From June 2007 until November 2008, I worked in Kirkland, Washington on the sequel to F.E.A.R. at Monolith Productions.   This time I was back to what I do best, which is first-person shooter level design.   My primary focus was on a very complex mission which required a number of technical solutions, as well as support tasks on other levels.

F.E.A.R. 2: Project Origin

F.E.A.R. 2: Project Origin - Published by Warner Brothers Interactive Entertainment, Developed by Monolith Productions
Alma is back...

The level in particular that I was assigned - simply called "Approach" - features an extensive combat sequence on large trams that rotate around a single rail through an underground tunnel system. This is followed by an elaborate crash sequence that sends players exploring through the guts of the Armacham infrastructure, and an intense fire fight with snipers and elite soldiers in the depths of the subterranean facility. From there, players would ascend to the final level of the game.

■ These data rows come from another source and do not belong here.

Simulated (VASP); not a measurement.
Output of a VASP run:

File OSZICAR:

F.E.A.R. 2: Project Origin

F.E.A.R. 2: Project Origin - Published by Warner Brothers Interactive Entertainment, Developed by Monolith Productions
F.E.A.R. 2: Project Origin's "Approach" Level - The Maintenance Bay

In addition to this level, I also worked on one of the game's turret battles that takes place in a devastated subway station.   The confrontation features an exploding fuel truck, a high-voltage electrical transformer, and a taxi that falls into the collapse. As all this mayhem unfolds, the game's intricate story hits an unexpected twist that changes the stakes of the mission.

F.E.A.R. 2: Project Origin

F.E.A.R. 2: Project Origin - Published by Warner Brothers Interactive Entertainment, Developed by Monolith Productions
F.E.A.R. 2: Project Origin's "Keegan" Level - The Collapsed Subway

There were other portions of the Keegan level where I worked on combat encounters, layout, and general bug fixes and polish. I learned a ton about what makes great AI, and valuable insights on level design from one of the best studios in the world. The levels I made would not have been as good without the team helping me to make them better.

Unfortunately I (and a number of other employees) were laid off shortly after the game went into RC0. During that transition there was apperantly some confusion and the game shipped with my name credited under Art instead of Design. Not a huge deal, but a minor hindrance when applying to other studios and confirming what I actually worked on. That's why this website exists!